Pakistan Stock Exchange witnessed mix trend during the outgoing week ended September 22, 2017. BRIndex 100 closed at 4,668.70 points, up 0.97 points or from last week's closing of 4,667.73 points. Average daily volumes stood at 154.333 million shares. BRIndex 30 gained 73.72 points to close at 22,947.44 points with average daily volumes of 105.732 million shares.
Pakistan benchmark KSE-100 index lost 36.99 points to close at 42,750.20 points. Trading activities on the ready counter slightly improved as average daily volumes increased by 8.6 percent to 170.62 million shares as compared to previous week's average of 157.13 million shares. Average daily trading value increased by 3.5 percent to Rs 8.98 billion. The foreign investors remained net buyers of shares worth $0.377 million against a net inflow of $27.7 million recorded during previous week. Total market capitalization increased by Rs 5 billion to Rs 8.883 trillion.

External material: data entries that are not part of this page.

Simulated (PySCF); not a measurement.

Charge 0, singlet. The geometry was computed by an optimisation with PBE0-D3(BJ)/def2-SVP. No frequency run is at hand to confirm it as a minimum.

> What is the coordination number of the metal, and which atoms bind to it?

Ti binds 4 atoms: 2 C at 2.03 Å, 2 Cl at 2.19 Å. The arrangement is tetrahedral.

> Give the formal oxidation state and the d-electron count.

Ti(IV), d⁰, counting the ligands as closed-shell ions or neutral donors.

An analyst at AKD Securities said that the KSE-100 index ended flat during the week, losing 37 points or 0.1 percent to close at 42,750. Domestic politics continued to direct market sentiments where LHC's order to make the Model Town report public created pressure. Performance leaders during the week were FFC (7.12 percent), ABL (4.65 percent), MCB (4.42 percent), UBL (3.83 percent) and EFERT (3.38 percent); while laggards included HBL (down 5.37 percent), EFOODS (down 4.40 percent), LUCK (down 3.51 percent), PIOC (down 2.61 percent) and DGKC (down 1.93 percent). An analyst at JS Global Capital said that the positive momentum from last week helped the market record gains during the first three trading days aided by news of US and Pakistan agreeing to resume bilateral talks; however, the bourse failed to sustain the rally as profit taking was witnessed on Thursday over news that the Lahore High Court has ordered the Punjab government to make the Model Town incident report public. There were also media reports circulating during the week that the finance minister has decided to step down from his position. This all coincided with strong technical resistance of the benchmark KSE-100 index at around 43,500, with the index finally closing at 42,750, down 0.1 percent on week-on-week basis). Key sectors that outperformed were Refineries (up 4 percent) and Fertilisers (up 3 percent), whereas sectors that underperformed were Cements (down 3 percent) and Oil & Gas Exploration (down 1 percent). Key buyers were Banks/DFIs with net buying of $2.6 million.
An analyst at Arif Habib Limited said that for the former three days this week, the benchmark KSE-100 index portrayed a continuation of the positive momentum that was witnessed in the prior week, on the back of foreign buying. However, on Thursday and Friday the gains were offset when the market lost 597 points cumulatively primarily on account political uncertainty led by Lahore High Court's order to make the Model Town incident inquiry public coupled with bail able warrants issued against the finance minister. He said the market closed at 42,750 points this week depicting a decline of 37 points. The index saw negative contributions from Banks (100 points) and Cements (91 points). Pressure to the downside was led by HBL (negative contribution of 153 points) on account of a downgrade in its rating by Moody's, LUCK (55 points) and MEBL (48 points). The positive contributions were driven mainly by Fertilisers (148 points) and Food & Personal Care Products (32 points). On scrip wise basis, positive contributions to the bourse came from DAWH (72 points), MCB (70 points) and FFC (59 points). Foreign buying was recorded at $0.4 million (primarily in Fertilisers) during this week. On the domestic front, net selling was led by mutual funds worth of $4.5 million and $3.3 million by brokers.